Washoe waste warriors

New curriculum to teach reducing, reusing and recycling

Erin Dawson, fourth grade teacher at Dodson Elementary School, plans to use the Waste Warriors curriculum with her students.

Erin Dawson, fourth grade teacher at Dodson Elementary School, plans to use the Waste Warriors curriculum with her students.

Photo By SAGE LEEHEY

For more information about Waste Warriors, visit ktmb.org/waste-warriors.

Students in Washoe County will now have the opportunity to learn about waste reduction and keeping the community clean via the newly developed Waste Warriors curriculum.

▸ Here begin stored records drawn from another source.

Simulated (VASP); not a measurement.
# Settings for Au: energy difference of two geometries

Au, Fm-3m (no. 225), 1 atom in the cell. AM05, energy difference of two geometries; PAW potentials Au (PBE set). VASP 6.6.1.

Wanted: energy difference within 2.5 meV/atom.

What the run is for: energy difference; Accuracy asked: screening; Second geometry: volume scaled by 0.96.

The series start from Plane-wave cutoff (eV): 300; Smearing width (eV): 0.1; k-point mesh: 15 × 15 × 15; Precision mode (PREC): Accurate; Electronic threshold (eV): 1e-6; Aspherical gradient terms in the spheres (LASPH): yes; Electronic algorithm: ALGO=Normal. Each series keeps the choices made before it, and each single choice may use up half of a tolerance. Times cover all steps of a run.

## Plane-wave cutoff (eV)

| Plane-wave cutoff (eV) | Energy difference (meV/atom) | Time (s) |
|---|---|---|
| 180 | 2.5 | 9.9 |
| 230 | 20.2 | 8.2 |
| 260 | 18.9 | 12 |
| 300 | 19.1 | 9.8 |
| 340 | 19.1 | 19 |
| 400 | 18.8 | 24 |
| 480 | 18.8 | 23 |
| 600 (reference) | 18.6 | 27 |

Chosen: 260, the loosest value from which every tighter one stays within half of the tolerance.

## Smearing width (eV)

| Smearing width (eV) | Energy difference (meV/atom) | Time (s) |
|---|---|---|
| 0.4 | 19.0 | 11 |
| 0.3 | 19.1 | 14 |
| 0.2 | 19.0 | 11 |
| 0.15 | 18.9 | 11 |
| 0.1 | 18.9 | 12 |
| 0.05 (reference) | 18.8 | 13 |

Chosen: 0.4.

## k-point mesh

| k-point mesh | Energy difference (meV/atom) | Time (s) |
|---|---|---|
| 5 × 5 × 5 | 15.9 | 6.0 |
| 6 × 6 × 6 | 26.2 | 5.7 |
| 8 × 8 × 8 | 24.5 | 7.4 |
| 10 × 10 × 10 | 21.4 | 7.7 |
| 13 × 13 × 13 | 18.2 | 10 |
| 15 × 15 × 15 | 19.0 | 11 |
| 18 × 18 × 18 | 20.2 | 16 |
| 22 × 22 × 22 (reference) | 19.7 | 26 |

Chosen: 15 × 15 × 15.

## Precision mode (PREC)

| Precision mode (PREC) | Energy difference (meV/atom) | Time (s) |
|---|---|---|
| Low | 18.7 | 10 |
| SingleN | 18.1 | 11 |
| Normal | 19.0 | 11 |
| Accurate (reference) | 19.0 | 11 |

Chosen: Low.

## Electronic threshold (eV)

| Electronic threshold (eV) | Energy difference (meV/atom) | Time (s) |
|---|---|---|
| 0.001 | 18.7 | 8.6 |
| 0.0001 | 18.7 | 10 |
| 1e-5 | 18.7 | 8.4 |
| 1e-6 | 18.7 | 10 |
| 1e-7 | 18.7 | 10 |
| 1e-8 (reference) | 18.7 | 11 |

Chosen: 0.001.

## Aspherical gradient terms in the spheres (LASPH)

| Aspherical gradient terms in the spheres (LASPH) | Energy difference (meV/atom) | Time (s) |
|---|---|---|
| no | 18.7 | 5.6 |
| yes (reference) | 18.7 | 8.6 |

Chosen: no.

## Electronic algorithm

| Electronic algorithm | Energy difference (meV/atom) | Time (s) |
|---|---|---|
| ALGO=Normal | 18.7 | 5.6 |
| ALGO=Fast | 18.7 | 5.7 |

Keep Truckee Meadows Beautiful (KTMB) has done Waste Warriors presentations for years now, taking it over from the “Trash Lady,” Beth Isaeff. KTMB would do presentations for various classes, after school programs and other groups talking mainly about the three R’s—reduce, reuse, recycle. The presentations became too popular though, making it difficult to keep up with the demand, but in 2012, Waste Management gave the organization a grant to put the presentation onto video. KTMB decided to build five lesson plans to go along with it: Waste Warriors, Tracking our Trash, School Litter Survey, Plastic Bag Bans and Trash Travels.

The curriculum will be available to anyone who wants to use it, and there will be training on it next month for teachers as well. KTMB and Washoe County School District have high hopes for the program.

“We hope that it will let kids know that they have the tools that can really affect how the Truckee Meadows and the Truckee River are taken care of,” KTMB communications manager J Merriman said. “That’s what we really would like the kids to know that there are some problems, but there are things that we can do about it, and the things that we can do about it are really pretty easy. It’s just being aware of the problems and taking action.”

When making this curriculum, KTMB wanted to make sure it would be useful to teachers so they worked closely with the school district. What makes it helpful to teachers is that it matches up perfectly with the new standards the school district has adopted.

“With the advent of the common core state standards and the new science standards … what teachers are asking for are resources that are aligned to the common core state standards,” said Catherine Schmidt, elementary training coordinator for WCSD’s Striving Readers Grant. “We need resources that are more problem-based, relevant. In terms of ELA [English Language Arts], we need materials that are more complex to offer students with reading. …We’re really happy to have it.”

The new standards require more integration of subjects within the classroom and give teachers the opportunity to bring science back into the younger grades. The curriculum is targeted for third to sixth graders and is presented by Reed High School students on the video.

“When we’re talking about STEM [science, technology, engineering and mathematics] on that piece, it’s really about integration,” STEM Coordinator Kelly Barber said. “How can we integrate what they’re doing in science and what they’re doing in ELA? The things they’re learning about in science are the things they should be reading about in ELA. One of the reasons this project is so great is because it takes the things that the kids need to do for the ELA and the reading portion, and it looks at the things that are important in science and building on their knowledge from year to year.”

Schmidt and Barber think this program will help students because it’s local and relevant to their everyday lives, and they think it will help get them involved with their community.